L.S.A.-C.C. art. 2277.1 B.M. Albrecht Electric, Inc. v. Griffin, 413 So.2d 246, 247 (La.App. 4th Cir.1982).
A party claiming execution of a contract, and payment or exoneration, must prove the facts necessary to support the claim in accordance with Article 2232 of the Louisiana Civil Code. Article 2232 provides:
He who claims the execution of an obligation must prove it. On the other hand, he who contends that he is exonerated, must prove the payment or the fact which has produced the extinction of the obligation.
L.S.A.-C.C. art. 2232.2
Under Louisiana law, the plaintiff or the party demanding performance bears the burden of proof, that is, must prove, viewing the evidence as a whole, the existence of a fact is more probable than its nonexistence. Bordlee v. Pat’s Construction Co., Inc., 316 So.2d 16,17 (La.App. 4th Cir.1975); Lombard v. Sewerage & Water Board of New Orleans, 284 So.2d 905 (La.1973).
With respect to the main demand that Cute Togs has a debt of $50,000 to plaintiff Gerd, the Court finds that at the time Cute Togs received the funds and at the time of the sale of stock, Cute Togs did have a debt of $50,000 to Gerd. However, that debt was extinguished by the issuance of 20 shares of stock, which was 10% of the company, to Gerd because that was the agreement reached by Gerd and McGill for payment of the loan.
Despite defendant’s protestations that there is no evidence to establish the existence of the original loan, the testimony of Dudley Yoedicke, a disinterested witness, Henry, Jellin and the plaintiff, as well as the bookkeeping entries in the journal and ledger, the plaintiff’s loan documents and cancelled checks, and the first draft of the stock sale documents prove conclusively that Gerd did “put $50,000 into” Cute Togs. The fact that there are no documents to show that Gerd received stock prior to the sale of the company and that the documents that do exist, i.e., the Stock Purchase Agreement and Amendments, indicate that he was not a stockholder establishes that the $50,000 was a loan and not an equity investment up to the time of the sale of the stock.
Defendants have established by a preponderance of the evidence that Gerd and McGill reached an agreement that Gerd would receive an ownership interest of 10 percent of the company in satisfaction of the debt. The plaintiff himself testified that he and McGill had discussed his receiv[1270]*1270ing a “percentage” of the business as compensation for the debt. At the time the sale of Cute Togs’ stock was being consummated, Yoedicke, Henry and Jellin’s attorney, upon inquiry into the matter, was told by McGill that Gerd’s debt would be taken care of by a separate agreement McGill had with Gerd. Cute Togs issued a stock certificate for 20 shares of Cute Togs’ stock, which was 10 percent of the 200 authorized shares. The corporate resolution incorrectly reflects that the plaintiff was issued 15 shares of stock, which coincidentally equals 10 percent of the 150 issued shares, but this only supports the likelihood that Gerd agreed to accept 10 percent of the company in repayment for the loan.

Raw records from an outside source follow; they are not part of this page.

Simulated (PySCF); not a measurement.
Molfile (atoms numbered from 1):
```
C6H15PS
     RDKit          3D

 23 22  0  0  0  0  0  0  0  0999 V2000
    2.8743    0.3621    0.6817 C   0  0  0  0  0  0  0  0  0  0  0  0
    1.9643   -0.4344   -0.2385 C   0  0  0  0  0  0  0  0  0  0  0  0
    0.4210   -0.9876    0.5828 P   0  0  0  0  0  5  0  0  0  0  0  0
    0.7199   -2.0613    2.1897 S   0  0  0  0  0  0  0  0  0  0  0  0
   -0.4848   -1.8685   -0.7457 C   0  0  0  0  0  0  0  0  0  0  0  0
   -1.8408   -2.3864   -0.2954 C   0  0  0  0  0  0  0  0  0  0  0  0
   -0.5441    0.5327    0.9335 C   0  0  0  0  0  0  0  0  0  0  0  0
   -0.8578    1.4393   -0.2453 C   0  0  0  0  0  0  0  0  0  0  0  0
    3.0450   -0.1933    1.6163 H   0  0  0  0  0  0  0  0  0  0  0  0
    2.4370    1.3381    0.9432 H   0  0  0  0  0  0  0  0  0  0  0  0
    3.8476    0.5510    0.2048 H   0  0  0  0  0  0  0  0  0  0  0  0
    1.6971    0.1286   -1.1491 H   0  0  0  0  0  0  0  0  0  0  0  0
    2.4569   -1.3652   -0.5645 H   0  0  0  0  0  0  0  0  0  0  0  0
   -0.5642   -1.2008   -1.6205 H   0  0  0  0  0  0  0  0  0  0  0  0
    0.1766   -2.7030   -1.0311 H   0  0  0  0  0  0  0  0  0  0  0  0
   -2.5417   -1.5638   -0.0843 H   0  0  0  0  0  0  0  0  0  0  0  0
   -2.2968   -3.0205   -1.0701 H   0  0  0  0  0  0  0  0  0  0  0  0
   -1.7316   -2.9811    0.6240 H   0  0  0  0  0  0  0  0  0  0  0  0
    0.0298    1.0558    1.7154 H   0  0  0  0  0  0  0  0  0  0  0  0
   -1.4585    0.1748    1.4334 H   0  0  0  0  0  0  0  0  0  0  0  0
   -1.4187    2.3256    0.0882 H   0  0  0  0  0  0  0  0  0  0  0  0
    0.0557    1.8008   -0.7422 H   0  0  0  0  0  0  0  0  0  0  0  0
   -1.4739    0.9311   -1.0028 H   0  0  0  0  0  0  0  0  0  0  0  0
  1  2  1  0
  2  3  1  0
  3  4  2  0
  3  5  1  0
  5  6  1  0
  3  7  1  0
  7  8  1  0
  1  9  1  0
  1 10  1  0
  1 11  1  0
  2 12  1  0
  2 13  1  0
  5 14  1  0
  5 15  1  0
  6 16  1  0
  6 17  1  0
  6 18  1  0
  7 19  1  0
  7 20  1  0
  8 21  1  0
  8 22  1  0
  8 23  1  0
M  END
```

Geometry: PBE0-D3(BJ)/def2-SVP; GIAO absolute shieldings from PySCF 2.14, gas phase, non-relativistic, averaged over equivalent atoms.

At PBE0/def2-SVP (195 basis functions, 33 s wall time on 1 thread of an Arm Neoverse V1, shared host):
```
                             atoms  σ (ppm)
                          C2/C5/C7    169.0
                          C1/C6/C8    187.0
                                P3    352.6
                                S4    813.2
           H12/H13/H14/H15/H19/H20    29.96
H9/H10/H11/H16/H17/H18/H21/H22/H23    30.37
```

Plaintiff argues that because the company was in such dire financial straits, it is unlikely that he would have made such an agreement. The precise reason why Gerd agreed to the arrangement is of course unknown, but there are several reasons why he might have done so. Gerd continued to be employed by Cute Togs and after the sale of the stock to Normac and then to McGill, he expected that there would be a new infusion of capital along with new management. Gerd may have believed that the value of the stock would improve and that the return on his investment, if it were stock in the company, might be substantial and more likely than payment of an unsecured debt on which no interest was agreed upon owed by a corporation with many debts. Gerd had a friendly relationship with McGill prior to the sale of the company and it was he who brought McGill and the sellers together initially and after a breakdown of negotiations. The plaintiff’s agreement with McGill, not an agreement to purchase stock, but an agreement to accept the stock as payment or extinction of the debt, for whatever reason he chose to make it, is corroborated by McGill’s testimony as well as the surrounding circumstances and documents. Plaintiff's claim for payment of a $50,000 debt should be dismissed.
THE VACATION PAY CLAIM
Plaintiff produced no evidence, other than his own testimony, to support his claim that Cute Togs owed him vacation pay for the year 1983. There is no evidence in the record, oral or written, of any specific policy of Cute Togs regarding vacation pay. The testimony that was elicited from three longtime employees of Cute Togs was that under McGill’s management, the company had no vacation pay policy, but that under the management of the previous owners, employees would be paid for a vacation period whether or not they actually worked during their vacation period. Gerd further failed to establish the existence of any agreement between himself and McGill regarding vacation pay. The claim for vacation pay due for 1983 is without merit.
As plaintiff has failed to show that Cute Togs is liable to him for damages, his claim that the assets of the other defendants, McGill, Normac, and McGill Co., are mingled and that Cute Togs corporate veil should be pierced, is moot. Because plaintiff has not proven entitlement to relief against the main defendant, he cannot recover against the other defendants and therefore his suit against McGill, Normac and McGill Co. should be dismissed, as well as his claim for attorney’s fees.
THIRD-PARTY DEMAND AGAINST THE SELLERS
Defendant McGill’s third-party demand against Henry Oppenheim and Fred Jellin is premised on his argument that they made an inaccurate representation in the stock purchase agreement and by virtue of the agreement, they must hold him harmless. The Court finds that the omission of Cute Togs’ debt to Gerd in the agreement is not an inaccurate representation. McGill himself told the sellers and Dudley Yoedicke that he had effectively discharged that debt via a separate agreement. The sellers, the company’s attorney, and the obligee all informed McGill of the existence of the $50,000 debt prior to Nor-mac’s purchase of the company. While it is unfortunate that this litigation arose, it [1271]*1271is perhaps the result of the failure of all parties to memorialize the transactions in writing. This failure is as attributable to McGill as to the other parties, as he did not choose to include his agreement with Gerd in the written Stock Purchase Agreement. That failure is not due to an inaccurate representation by Henry Oppenheim and Fred Jellin, and therefore, the defendant’s third-party demand for indemnification should be dismissed.
THIRD-PARTY DEFENDANTS’ COUNTERCLAIM AGAINST McGILL
The third-party defendants failed to introduce any evidence regarding their tort claim for mental anguish against McGill. As it is patently unmeritorious, the Court finds that the third-party defendants’ counterclaim against defendant McGill should also be dismissed.